Save space—and your sanity—with these clever tricks that really work!

Splattered pots sharing a shelf with fine china. Kebab skewers in a drawer alongside measuring cups. The insanity ends now. Follow these nine steps to a well-organized kitchen.

1. Keep the items you use every day front and center.

If your family eats cornflakes every morning, why are the cereal bowls on a high shelf and the holiday dishes on a low one? It’s time to put things in a more logical order. Follow this mantra: the higher the usage, the lower the shelf.

2. Eighty-six the fondue pot and other dust collectors.

Admit it: You haven’t used certain cookware or appliances in two years. Consider them the perfect candidates to give away, and be ruthless. But if you can’t bear to part with Grandma’s old waffle maker, store it with other mementos in the basement or an out-of-the-way closet.

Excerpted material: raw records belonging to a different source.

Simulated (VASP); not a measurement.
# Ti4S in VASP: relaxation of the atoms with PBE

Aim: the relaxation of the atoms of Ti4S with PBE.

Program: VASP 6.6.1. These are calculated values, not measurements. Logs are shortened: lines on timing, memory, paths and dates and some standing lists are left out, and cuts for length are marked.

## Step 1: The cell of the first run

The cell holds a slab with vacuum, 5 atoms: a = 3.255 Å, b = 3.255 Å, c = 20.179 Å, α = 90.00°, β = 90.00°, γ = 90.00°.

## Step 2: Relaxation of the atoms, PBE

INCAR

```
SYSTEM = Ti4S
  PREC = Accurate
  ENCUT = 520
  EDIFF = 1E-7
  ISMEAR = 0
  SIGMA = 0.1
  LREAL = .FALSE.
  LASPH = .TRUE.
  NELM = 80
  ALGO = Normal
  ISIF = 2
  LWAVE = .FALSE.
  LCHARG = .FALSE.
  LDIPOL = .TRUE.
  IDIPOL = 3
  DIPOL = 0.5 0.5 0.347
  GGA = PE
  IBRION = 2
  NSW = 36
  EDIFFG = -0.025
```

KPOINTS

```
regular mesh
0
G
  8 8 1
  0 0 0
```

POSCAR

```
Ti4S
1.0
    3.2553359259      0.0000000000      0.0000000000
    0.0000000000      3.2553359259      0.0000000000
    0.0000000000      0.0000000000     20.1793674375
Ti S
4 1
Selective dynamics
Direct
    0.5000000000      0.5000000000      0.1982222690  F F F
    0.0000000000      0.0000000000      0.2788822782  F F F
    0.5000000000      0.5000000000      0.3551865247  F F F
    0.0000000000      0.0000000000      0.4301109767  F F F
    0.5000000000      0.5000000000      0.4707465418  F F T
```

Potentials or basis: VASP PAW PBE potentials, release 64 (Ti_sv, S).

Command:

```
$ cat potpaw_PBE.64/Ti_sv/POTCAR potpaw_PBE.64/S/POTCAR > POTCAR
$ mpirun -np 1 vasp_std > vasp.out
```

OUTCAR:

3. Hang as much as you can.

Decluttering your counters will lend a visible sense of sanity and increase your prep space. Put dishtowels and large utensils on a bar with hooks; calendars and to-do lists on the fridge or pantry door; and the phone on the wall. Another good “hang up”: pots and pans on a wall or ceiling rack can really open up kitchen storage space.

4. Create more kitchen storage with open shelving.

This is the place for cookbooks, oversized bowls, trays and vases. Use uniform rattan baskets to stash small items (garlic press, chip clips) on shelves and keep them tidy.

5. Display dishes and bowls on the counter.

If your cabinets are bursting at the hinges, move the dishes and bowls you use most frequently to a small free-standing shelf on a counter.

6. Install a lazy Susan in a corner cabinet.

A lazy Susan guarantees two things: You’ll be maximizing every inch of space, and you’ll never have to blindly reach your hand into the dark recesses of your kitchen cabinet.

7. Group like items together.

Organize the food items on your pantry shelves by category—cereals; pastas and rice; baking needs; oils and vinegars; spices; snacks. Adopt the same “divide and conquer” mentality when you store bakeware, serving pieces, glassware and dishes.

8. Get matching containers.

Even if you usually steer clear of anything that matches, this is the time to make an exception. When containers are the same size and brand, they’ll stack easily and look consistent. You know what to do with your old containers, right? (Answer: Give them away!)

9. Organize cleaning supplies.

Give them their own home under the sink away from food and dishes. Put sponges, brushes and gloves in clear plastic containers for easy access.